So the Oscar nominations are out today. This is a blog about writing, so I'll concentrate on the nominees for Best Screenplay, both Original and Adapted.
However, as a quick aside, I'll opine that this new rule of allowing ten nominees for Best Picture is a shameless attempt at ratings for the telecast. However, it has allowed in a few nominees that might never otherwise have made it and that probably deserve it - like District 9. Genre movies are usually dissed by the Academy, but not this year! Also, I hope Kathryn Bigelow wins for Best Director on The Hurt Locker.
But on to screenplays! Here are the nominees:
Best screenplay (original)
The Hurt Locker, written by Mark Boal
Inglourious Basterds, written by Quentin Tarantino
The Messenger, written by Alessandro Camon and Oren Moverman
A Serious Man, written by Joel Coen and Ethan Coen
Up, screenplay by Bob Peterson, Pete Docter; story by Pete Docter, Bob Peterson, Tom McCarthy
Best screenplay (adapted)
District 9, written by Neill Blomkamp and Terri Tatchell
An Education, screenplay by Nick Hornby
In the Loop, screenplay by Jesse Armstrong, Simon Blackwell, Armando Iannucci, Tony Roche
Precious: Based on the Novel 'Push' by Sapphire, screenplay by Geoffrey Fletcher
Up in the Air, screenplay by Jason Reitman and Sheldon Turner
One thing you'll notice - there's not a bad apple in the barrel. Avatar, nominated by both the Golden Globes and the WGA (!) did not get nominated by the Academy for Best Original. Thank goodness. That movie was a visual feast, but the writing was simply terrible.

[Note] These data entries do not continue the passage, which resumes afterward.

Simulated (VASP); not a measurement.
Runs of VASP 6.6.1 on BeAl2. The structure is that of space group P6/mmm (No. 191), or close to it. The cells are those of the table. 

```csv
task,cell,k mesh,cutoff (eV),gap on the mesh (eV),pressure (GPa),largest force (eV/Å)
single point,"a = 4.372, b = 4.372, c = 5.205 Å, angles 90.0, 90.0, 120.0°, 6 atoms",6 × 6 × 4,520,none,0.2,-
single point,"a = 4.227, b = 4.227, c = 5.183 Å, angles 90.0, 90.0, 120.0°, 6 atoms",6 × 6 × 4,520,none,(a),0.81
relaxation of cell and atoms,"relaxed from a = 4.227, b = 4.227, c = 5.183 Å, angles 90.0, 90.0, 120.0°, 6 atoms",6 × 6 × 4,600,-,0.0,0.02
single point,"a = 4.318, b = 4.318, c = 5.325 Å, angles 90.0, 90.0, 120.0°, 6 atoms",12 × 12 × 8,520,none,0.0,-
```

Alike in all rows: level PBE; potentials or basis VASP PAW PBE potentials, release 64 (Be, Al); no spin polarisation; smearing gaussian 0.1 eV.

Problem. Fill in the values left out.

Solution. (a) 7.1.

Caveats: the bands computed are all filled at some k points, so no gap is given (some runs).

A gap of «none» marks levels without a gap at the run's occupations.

I haven't seen all the nominees, so I'll have to skip talking in detail until I do, but I'll make fearless predictions now and wait to be proved wrong.
For Best Original - I think Quentin Tarantino's best writing days are behind him, that Joel and Ethan Coen (A Serious Man) are brilliant but not very well liked in Hollywood, and that The Messenger is too obscure to win. The contest then comes down to two fabulous nominees: Up and The Hurt Locker. I think this is The Hurt Locker's year, so I'll pick it, but I'd be delighted if Up won.
For Best Adapted: An Education and In the Loop suffer from being smaller movies that are a bit too obscure for the Academy. District 9 is sci fi and will ultimately be punished for that. Which leaves Precious (I refuse to type out that entire title again, it's just silly) and Up in the Air. I liked Up in the Air, but it's not the be-all end-all that some reviewers have led us to believe. However, I think it will win. Precious is a close second, but it's been over-hyped even more than Up in the Air and may suffer for that. I also think its pretentious too-long title is reason enough to vote against it. Part of writing is knowing when to stop.
So I'm stopping now.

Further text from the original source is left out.